Dive Brief:
- The Imperial Irrigation District (IID), a public utility based in California's Imperial Valley, has agreed to pay a $12 million fine related to its role in a 2011 blackout that left 5 million people without power in the Southwest.
- The civil penalty was part of a settlement between the utility, the Federal Energy Regulatory Commission (FERC) and the North American Electric Reliability Corporation (NERC).

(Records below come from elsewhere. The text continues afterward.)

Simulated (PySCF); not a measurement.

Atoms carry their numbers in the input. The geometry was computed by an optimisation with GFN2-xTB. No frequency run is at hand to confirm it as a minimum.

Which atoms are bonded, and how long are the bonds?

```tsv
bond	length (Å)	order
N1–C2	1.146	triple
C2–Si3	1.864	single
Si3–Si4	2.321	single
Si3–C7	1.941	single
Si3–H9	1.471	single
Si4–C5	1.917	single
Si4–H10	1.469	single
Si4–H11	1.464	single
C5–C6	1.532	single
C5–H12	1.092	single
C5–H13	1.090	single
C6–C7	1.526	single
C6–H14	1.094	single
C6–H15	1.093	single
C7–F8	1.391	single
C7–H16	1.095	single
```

- FERC said IID violated 10 requirements of four reliability standards on transmission operations and transmission planning, including a failure to coordinate its operations planning with neighboring systems.
Dive Insight:
In agreeing to the settlement, FERC said IID conceded the violations were "serious deficiencies that undermined reliable operation of the Bulk Power System." Of the civil penalty, $3 million will be split between NERC and the U.S. Treasury. The remaining $9 million will be invested in reliability enhancement measures that will go "beyond mitigation of the violations and exceed the requirements of the mandatory reliability standards," according to FERC.
Among the enhancements, IID will construct at least one utility-scale battery energy storage facility within its transmission operations area. By the end of 2016, the utility must have spent at least $9 million to complete the systems.
This is the second settlement related to the power outage. Arizona Public Service (APS) previously agreed to pay $3.25 million for its role in the blackout.